The regulations also prohibit the processing, without consent, of sensitive data on racial or ethnic origin, political opinions, religious or philosophical beliefs, trade union membership, and sex life or sexual orientation.
To reach compliance, association staff at all levels—from the CEO and senior executive team to marketing managers and membership coordinators—need to understand their role in proper data management.
“People make the mistake that data security is only about the technology, but it’s not,” says Keith Moulsdale, a partner at the law firm Whiteford Taylor Preston, LLP. “It’s about administrative, physical, and technological compliance, which is a team effort.”
Accept and embrace the fact that privacy compliance will be an ongoing fact of life well beyond this date.
—Razvan Miutescu, Whiteford Taylor Preston LLP
The reality is that most associations probably won’t reach full compliance by May 25, and that’s OK, says Razvan Miutescu, counsel at Whiteford Taylor Preston and the firm’s lead on GDPR. But they’ll need to get up to speed as soon as possible.

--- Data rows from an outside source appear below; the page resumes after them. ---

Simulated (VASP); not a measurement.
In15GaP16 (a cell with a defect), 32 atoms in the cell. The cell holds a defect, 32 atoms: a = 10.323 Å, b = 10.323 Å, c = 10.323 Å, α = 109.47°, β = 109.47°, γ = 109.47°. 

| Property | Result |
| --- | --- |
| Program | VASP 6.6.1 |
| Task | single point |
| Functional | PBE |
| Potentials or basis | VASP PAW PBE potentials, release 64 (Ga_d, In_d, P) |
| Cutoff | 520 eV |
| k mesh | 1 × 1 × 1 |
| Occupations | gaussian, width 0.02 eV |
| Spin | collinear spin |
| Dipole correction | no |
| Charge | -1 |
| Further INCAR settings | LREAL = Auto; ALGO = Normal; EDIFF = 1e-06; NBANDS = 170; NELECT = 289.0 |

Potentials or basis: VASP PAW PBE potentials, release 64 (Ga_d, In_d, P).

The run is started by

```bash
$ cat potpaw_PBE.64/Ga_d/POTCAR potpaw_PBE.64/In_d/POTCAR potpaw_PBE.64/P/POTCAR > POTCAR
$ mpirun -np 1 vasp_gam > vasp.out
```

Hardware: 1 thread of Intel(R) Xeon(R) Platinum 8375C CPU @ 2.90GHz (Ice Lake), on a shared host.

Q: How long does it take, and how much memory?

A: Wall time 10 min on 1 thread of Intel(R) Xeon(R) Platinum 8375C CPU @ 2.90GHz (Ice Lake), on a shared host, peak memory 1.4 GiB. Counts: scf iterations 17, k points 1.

“Accept and embrace the fact that privacy compliance will be an ongoing fact of life well beyond this date,” Miutescu says. “Taking a reality check and engaging in active prioritization is key. Identify the biggest risk exposures specific to your organization and start the compliance process there—one at a time and without letting the concerns of the broader noncompliance status paralyze that effort.”
At the Institute of Food Technologists, the point person for risk assessment is Tom Foley, vice president of membership and customer development. His day-to-day job is overseeing data integrity for the organization, and he is currently at the helm of IFT’s GDPR response plan.
“In some ways, the starting point is doing an in-house gap analysis,” he says. “Identify where you are weakest, and how your overall data strategy should change.”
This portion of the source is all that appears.